I’m lucky. Not everyone gets to meet their sponsored children, but I do, and I’ve seen the difference child sponsorship can make in their communities.
Kaviyasuthan is a great example.
When I met the (now) 11-year-old in India, we talked about his dream of becoming a police officer in a village where 10-year-old boys commonly dropped out of school to work as fishermen (for six months out of a year). This was a culturally acceptable phenomenon. Conversely, many girls dropped out of school due to daily chores, which required long journeys on foot.
When we began working with 600 of Kaviyasuthan’s family, friends and neighbors in 2010, we quickly learned villagers had limited resources to make informed decisions about child rights, education or healthcare.
A lot has happened since then. One good example of this is the creative learning centres we’ve developed with our local partners for children to attend after school. These places are safe spaces where children are empowered to improve their life skills as well as reading and writing in fun new ways. For example, physical exercise, games and more become vehicles for teaching language, science and math; now students who don’t relate to common memorization practices have a new way to learn.
The learning centres are a hit. School attendance is up, students are earning better grades and — most importantly — they’re becoming interested in higher learning, a new concept in the small fishing village.
Traditional education is such an important step, but, there’s more. Children and youth are also joining groups and attending training sessions to learn about their right to be protected from violence and exploitation, such as child marriages. And, health workers are counselling moms about keeping themselves and their babies healthy.
So, when I talked to Kaviyasuthan’s mother, I was thankful to hear her excitedly talk about how important it is for her son to pursue higher education, so he doesn’t have to work in a dangerous job, like on a fishing boat. She’s working hard to give him that opportunity.
If our community of supporters had not started work in the village, Kaviyasuthan may have had a similar fate to boys who went before him — boys who dropped out of school to work as child labourers. He may never have learned how child marriage is a harmful traditional practice that can keep girls from completing their education so they can have children before they’re ready.

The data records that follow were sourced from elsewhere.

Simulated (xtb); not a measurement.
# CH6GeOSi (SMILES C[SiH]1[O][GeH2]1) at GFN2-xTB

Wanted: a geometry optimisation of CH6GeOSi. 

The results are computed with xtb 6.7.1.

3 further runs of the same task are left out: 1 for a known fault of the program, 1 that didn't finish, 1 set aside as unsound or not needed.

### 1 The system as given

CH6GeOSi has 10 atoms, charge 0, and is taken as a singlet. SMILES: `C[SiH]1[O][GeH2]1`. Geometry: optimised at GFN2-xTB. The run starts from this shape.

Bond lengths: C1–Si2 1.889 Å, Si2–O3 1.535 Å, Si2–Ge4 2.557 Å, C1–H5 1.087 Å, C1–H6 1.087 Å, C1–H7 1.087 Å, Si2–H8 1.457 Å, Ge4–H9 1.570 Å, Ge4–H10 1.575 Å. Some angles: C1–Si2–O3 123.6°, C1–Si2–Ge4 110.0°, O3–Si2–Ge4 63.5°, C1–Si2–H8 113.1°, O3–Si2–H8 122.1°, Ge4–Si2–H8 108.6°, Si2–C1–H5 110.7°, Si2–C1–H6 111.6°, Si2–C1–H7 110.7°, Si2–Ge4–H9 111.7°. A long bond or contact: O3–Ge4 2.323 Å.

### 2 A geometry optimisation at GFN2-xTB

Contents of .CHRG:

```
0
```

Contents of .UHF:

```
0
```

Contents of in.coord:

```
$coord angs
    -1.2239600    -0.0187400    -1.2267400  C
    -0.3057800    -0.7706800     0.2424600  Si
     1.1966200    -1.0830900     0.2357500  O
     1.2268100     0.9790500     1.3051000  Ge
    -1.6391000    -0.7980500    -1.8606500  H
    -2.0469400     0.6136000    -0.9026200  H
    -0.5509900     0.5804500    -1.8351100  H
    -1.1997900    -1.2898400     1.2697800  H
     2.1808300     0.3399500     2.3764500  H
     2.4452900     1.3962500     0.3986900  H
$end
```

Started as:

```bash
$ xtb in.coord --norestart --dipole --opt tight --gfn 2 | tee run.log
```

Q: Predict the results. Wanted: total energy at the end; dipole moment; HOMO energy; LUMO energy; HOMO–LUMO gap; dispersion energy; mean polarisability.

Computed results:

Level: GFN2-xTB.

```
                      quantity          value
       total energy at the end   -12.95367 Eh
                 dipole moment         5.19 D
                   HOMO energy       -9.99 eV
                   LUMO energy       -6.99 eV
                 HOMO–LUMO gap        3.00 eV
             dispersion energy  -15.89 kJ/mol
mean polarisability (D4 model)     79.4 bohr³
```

Instead, his family and community are making decisions that will create positive lasting change. They’re building awareness about child protection, gender equality and encouraging children to go to school and speak up for their own change.
And, many more infants are surviving past birth with a greater opportunity to graduate school and dream fearlessly.
I’m glad Kaviyasuthan has a future filled with hope and possibility. That’s an amazing gift.